The invisible mom... are you to blame for her isolation?

I just read an article on the Huffington Post called, The Invisible Mom, about a mother with a 10-year old son with Down Syndrome. This article is not about her son, or his disability, it is about the way adults treat her, and ultimately her son.  It broke my heart and opened my eyes to something I have been guilty of at times. Sadly, I did not realize just how painful my actions, or really lack there of could have been...

I was so moved that I want to share it with you in hopes that you too will learn about the isolation that a parent of a child with special needs endures, and more importantly, hopefully join me in being the change these parents and their children deserve-kindness and consideration.

To read Sue Robin's very real and touching article please click HERE.



April is an award-winning writer, blogger and proud debut novelist - The Devlyn Disguise. Her work has been published in over ten countries and four languages. From books to newspapers, to print/online magazines and everything in between, you can find her work. For more about April, Visit AprilMcCormick.com

5 comments:

Christy Garrett said...

It is sad how people treat others, especially, those with disabilities or handicaps. We are all made the way we are for a reason and people should accept everyone the way they are.

foodpixie said...

Having worked with special needs children, I can say that their peers don't include them, sometimes their interests aren't the same, and children don't know what to think or how to behave towards someone with special needs. It is the responsibility of parents of typical children to teach them to be understanding, kind, compassionate, and friendly, and not discriminate, or else they may take a cue from someone else who is hurtful and disrespectful.

Kristen Mae at Abandoning Pretense said...

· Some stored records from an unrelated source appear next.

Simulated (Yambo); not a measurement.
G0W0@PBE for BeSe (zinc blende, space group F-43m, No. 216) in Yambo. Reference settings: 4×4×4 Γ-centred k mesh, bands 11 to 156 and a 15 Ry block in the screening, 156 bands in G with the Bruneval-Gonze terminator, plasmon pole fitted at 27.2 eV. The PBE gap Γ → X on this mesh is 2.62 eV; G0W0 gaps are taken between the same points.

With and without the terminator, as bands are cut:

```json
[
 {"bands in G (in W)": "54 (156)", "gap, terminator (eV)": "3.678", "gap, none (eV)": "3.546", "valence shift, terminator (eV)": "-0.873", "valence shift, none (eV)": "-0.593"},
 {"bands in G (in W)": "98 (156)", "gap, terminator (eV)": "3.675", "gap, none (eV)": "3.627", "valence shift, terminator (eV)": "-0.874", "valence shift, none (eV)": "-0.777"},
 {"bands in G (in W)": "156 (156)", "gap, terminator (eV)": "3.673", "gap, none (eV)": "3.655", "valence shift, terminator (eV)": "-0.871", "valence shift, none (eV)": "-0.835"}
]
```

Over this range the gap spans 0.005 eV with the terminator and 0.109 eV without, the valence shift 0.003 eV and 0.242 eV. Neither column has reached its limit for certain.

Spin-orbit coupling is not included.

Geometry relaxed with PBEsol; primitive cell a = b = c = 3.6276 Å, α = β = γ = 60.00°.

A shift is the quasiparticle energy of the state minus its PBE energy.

When my son was in preschool, they had a policy that if you wanted to pass out invitations at school, the whole class had to be invited. I liked that policy and we still invite the whole class now that my son is seven. They don't always come... he has ADHD and is perceived by some as being "annoying." (I've volunteered in his class and have witnessed the frequent eye-rolling.) I know he doesn't get invited to every party, either. But we'll keep inviting everyone. I'll be damned if we make someone else feel ostracized the way we have sometimes felt.

Jessika Kazaros said...

Oh wow. I read this and can relate- I've been on that side (even without disabilities) as well as nearly been the contributor (nothing to do with a good reason other than a "DUH" moment). But it's sad and ridiculous and something that we all need to confront our insecurities or not knowing how to cope with things we do not understand. Thank you for sharing this.

Suburban Momma said...

I think everyone should read it. I have 2 cousins with disabilities and grew up with them knowing that they were different but loving them just the same and because of that I have always had a special place in my heart for all children with disabilities and I am doing my best to pass that on to The Princess. I always try to include all, but I have seen these types of situations and it's heartbreaking. Thanks for sharing.